Land reform has been a core issue of conflicts in Colombia for decades. Armed conflicts and land-ownership inequity have left millions of parcels rural land unmapped and without titles.

With a joint interest in improving land reform, Kadaster partnered with a number of Colombian institutions, including the National Register of Property (SNR), the Land Agency (ANT) and the National Cadastral Mapping Agency (IGAC), to launch the Land in Peace (LiP) project. Having completed a small FFP proof of concept in 2015 near Bogotá, the Kadaster team knew it needed a robust yet straightforward technological solution to bring speed and accuracy to the field.

After field-testing various combinations of tethered single receivers, Bluetooth-enabled receivers, tablets and smartphones, the team chose a compact, Bluetooth-enabled GNSS receiver from Trimble that can deliver centimetre-positioning accuracy in real time to any mobile device.

“This project depends on the direct involvement of the landowners themselves so if the technology isn’t simple it can’t be participatory,” says Mathilde Molendijk, regional manager for Latin America for Kadaster International, the international arm of the Netherlands’ official Cadastre, Land Registry and Mapping Agency. “The geography is very challenging, so it has to be mobile and light to carry. And reliability is key because we’re working in really remote locations. We need a single GNSS plug-and-play system that gives us precise measurements no matter where we are. We can’t afford to have equipment failures.”

Mapping with purpose

LiP initially chose two pilot regions to target: four villages in San Jose de Apartadó in the northwest and two villages in Vista Hermosa, a city in the central district of Meta. Both areas have been severely impacted by the armed conflict.

They consulted with each village’s local Community Action Board to identify and map 250 unregistered parcels totalling 574ha in Apartadó and 170 parcels totalling 2,100ha in Vista Hermosa. After determining their area of interests, the team acquired any existing parcel boundaries from ANT’s geoportal and overlaid them on an Esri imagery basemap, a multi-satellite imagery mosaic map of the world. The satellite-image-based parcel map was both printed and uploaded to a GIS app installed on smartphones.
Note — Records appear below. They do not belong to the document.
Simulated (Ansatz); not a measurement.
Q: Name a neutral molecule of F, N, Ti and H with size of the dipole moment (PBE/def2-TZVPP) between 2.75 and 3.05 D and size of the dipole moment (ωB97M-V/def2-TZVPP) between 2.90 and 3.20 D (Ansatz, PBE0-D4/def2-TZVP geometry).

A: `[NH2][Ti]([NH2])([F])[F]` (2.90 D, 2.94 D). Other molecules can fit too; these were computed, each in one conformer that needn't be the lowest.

In February 2018, the project team was in the field. In each village, the team began by explaining the project’s purpose and its technological methodology to the affected villagers. After hearing how a parcel map could benefit them, several “grassroot surveyors” were eager to participate. The team showed the villagers the existing parcel map and after consulting the imagery, they planned their mapping strategy. The farmers learned how to use the GNSS receivers and young adults were taught how to record and map the field data with smartphones – a process that took less than three hours.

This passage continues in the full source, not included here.